With each day, cyberspace grows larger, more complex, and more integral to our societies and economies. The increased dependence on the Internet means that incidents that would have been merely annoying fifteen years ago can now cause catastrophic damage. Cybersecurity has made a parallel transition, shifting from a “nice to have” to a “really should have” to a mission critical “must have.”
However, the cybersecurity of our digital ecosystem is not increasing as fast as one might think given this broad agreement about its criticality. While multiple factors hinder effective cybersecurity, one characteristic of the cybersecurity industry makes it harder – a highly fragmented market. The Cyber Threat Alliance (CTA) was created to help mitigate this problem.
The cybersecurity industry evolved through individual entrepreneurs developing point solutions to point problems. While some large integrators have emerged in recent years, venture capital funders understand the point solution model and the ecosystem largely reinforces it. The result is a cybersecurity market consisting of thousands of companies, fielding a bewildering array of technologies and services, very little of which is interoperable. Even for experienced cybersecurity practitioners, managing this complexity is a daunting task. Inevitably, the patchwork of tools, technology, services, and people that organizations assemble to defend themselves leave gaps and seams which malicious cyber actors exploit. They rely on the fact that sharing intelligence across these products and services is difficult, giving them more time to use tools and techniques after they have been exposed.
Many individuals across the industry work hard to close these gaps. They share information with their peers at the individual level, they create formal and informal sharing relationships among companies, and everyone agrees in principle that more sharing would be good. Yet, the scope, scale, speed, and sustainability of these efforts is not sufficient to meet the threat.
That’s where CTA comes in. It is designed to meet the challenge of scope, scale, speed, and sustainability across organizational boundaries. For example, our 33 members now share more than 200,000 contextualized malicious indicators per day through our automated system; the indicators include 11 different types, while the context ranges from kill chain phase to the industry where the indicator was found. We use standard formats, languages, and interfaces for our automated sharing.

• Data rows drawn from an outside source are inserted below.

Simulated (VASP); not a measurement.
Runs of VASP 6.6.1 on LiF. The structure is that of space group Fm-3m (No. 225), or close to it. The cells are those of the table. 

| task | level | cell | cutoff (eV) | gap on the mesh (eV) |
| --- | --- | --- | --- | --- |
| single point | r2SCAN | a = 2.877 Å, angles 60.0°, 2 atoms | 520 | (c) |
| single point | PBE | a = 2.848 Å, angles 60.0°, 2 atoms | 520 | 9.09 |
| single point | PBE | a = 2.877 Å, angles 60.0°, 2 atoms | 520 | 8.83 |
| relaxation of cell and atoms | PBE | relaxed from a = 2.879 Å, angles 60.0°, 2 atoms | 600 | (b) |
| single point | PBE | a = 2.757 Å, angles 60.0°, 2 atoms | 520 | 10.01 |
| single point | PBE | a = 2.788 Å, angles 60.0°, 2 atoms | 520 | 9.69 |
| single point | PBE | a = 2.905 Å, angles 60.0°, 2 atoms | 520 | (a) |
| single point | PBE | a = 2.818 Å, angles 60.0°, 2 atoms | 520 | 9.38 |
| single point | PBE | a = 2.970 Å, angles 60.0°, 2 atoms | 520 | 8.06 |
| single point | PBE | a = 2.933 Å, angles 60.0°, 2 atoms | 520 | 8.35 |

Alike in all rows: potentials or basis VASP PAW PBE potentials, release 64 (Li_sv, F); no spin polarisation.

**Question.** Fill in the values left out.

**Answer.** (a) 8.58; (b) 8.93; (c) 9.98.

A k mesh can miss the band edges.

Automation is only one tool we use to meet the fragmentation challenge. We also enable analytic sharing at human speed. Three to four times per week, one of our members will provide other members with an early look at research papers, blogs, or threat reports they plan to publish. Our researchers and analysts meet virtually on a regular basis to exchange ideas and build relationships. We maintain regular instant messaging and email distribution channels. These activities also reduce the fragmentation.
Our business rules and organizational structure also contribute to intelligence sharing. The business rules are designed to ensure equity among our members and provide assurance that every participant is contributing. As a non-profit, we are an independent, neutral party. Beyond that, CTA’s permanent staff relentlessly focus on maintain, growing, and improving our sharing activities as their primary job. The resulting trust, independence, and focused analysis allow our sharing to grow and become more valuable over time. CTA enables information to flow across organizational boundaries in a way that can make everyone more effective at closing gaps and seams – and more competitive, too.
We will turn five years old at the end of January 2022. Although five years may not be a long time in some ways, that time span amply demonstrates that CTA’s model is sustainable. As we head into 2022 and look forward to our sixth year, CTA will continue its efforts to make intelligence sharing work. If we can enable the right information to flow across these boundaries, we can turn the weakness created by fragmentation into a strength. Instead of finding exploitable seams, malicious actors will face highly adaptable, multi-faceted defenders, using their multiple viewpoints and distributed nature to generate capabilities far in excess of the sum of the parts. That’s a goal worth working towards.